Management attention is an investment.

However, I have never seen a calculation of that investment made without the benefit of hindsight. Considering the return on management attention (ROMA) seems to be a sensible element of investment due diligence.

As a consultant I’m always urging clients to focus their resources, time, money, expertise, operational capacity against a narrow field. This focus of resource is always superior to a generalised approach in winning in the short term.

Nowhere are military metaphors more appropriate then in a competitive commercial environment. Every general knows that to win the battle, he needs overwhelming force in a specific space.

However, every general also knows that a war is not won in a single battle. To win the war, you also must be able to adjust to changes in the context in which the war is being waged and respond accordingly.

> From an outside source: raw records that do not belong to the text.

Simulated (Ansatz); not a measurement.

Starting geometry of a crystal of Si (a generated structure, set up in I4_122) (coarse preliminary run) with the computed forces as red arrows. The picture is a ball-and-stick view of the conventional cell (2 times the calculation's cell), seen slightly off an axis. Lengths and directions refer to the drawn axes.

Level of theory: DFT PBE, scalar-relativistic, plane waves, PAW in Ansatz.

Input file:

Years ago, while working for Cerebos, I was responsible for Cerola muesli, now departed from supermarket shelves. In those days there were only a few major SKUs in the breakfast cereal aisle. Wheat Bix, Kellogg’s Corn Flakes, Rice bubbles, and a few other relatively minor SKUs. Muesli was out on the fringes, widely seen as ‘tree hugger food’.

As an extension to Cerola, we created a strategy that straddled the gap between those major cereals and muesli and named it ‘Light & Crunchy’.

We launched it into a test in South Australia. We believed we could build the Cerola brand to be more than just ‘hippie-food’ by creating a new category in the Cereal market. There was an unmet need, a potential gap in the market. That gap could be leveraged (we believed) with a good product and effective marketing programs to generate trial, which would lead to repeat purchase.

The early stages of the test were an enormous success. We easily got retail distribution, consumer trial and repurchase rates that were well above our benchmarks for a successful test.

The significant miscalculation made was not anticipating the weight of the response from Kellogg’s.

It came very quickly with a competitive product called ‘Just Right’, a direct copy of Light and Crunchy. Just Right still exists, which validates our identification of the unmet need. Kellogg’s competitive launch was supported by overwhelming advertising, consumer promotions, and instore promotional support. That massive, focused response by Kellogg’s simply blew us away, and killed any thoughts of continuing.

Kellogg’s saw our test launch of Light & Crunchy as a significant incursion into their territory. They had previously left us alone in Muesli. Research indicated that muesli, as it had been, was not competing for the same consumers who were purchasing Corn Flakes, Rice Bubbles, and Sanitarium’s Wheat Bix.

With Cerola Light and Crunchy, we changed that, and Kellogg’s reacted with extreme aggression. I had failed to anticipate the reaction, which was with the benefit of hindsight, absolutely predictable.

The real lesson was that we did not have what it took to be competent in the breakfast cereal market. While competence is a term that most would see as a measure of skill, in this instance it was more than that. It was a measure also of our depth of knowledge of the market, the competitive drivers that existed, and sufficiently deep pockets to wage a competitive war on Kellogg’s home turf.

Our attention was too focussed on the opportunity we saw in the market, but substantially lacking in attention to the wider competitive context. We had a skewed focus of attention, and the return on that lack of attention taught us a painful lesson.

‘ROMA’. Return on Management Attention, is always a strategic driver, rarely adequately considered.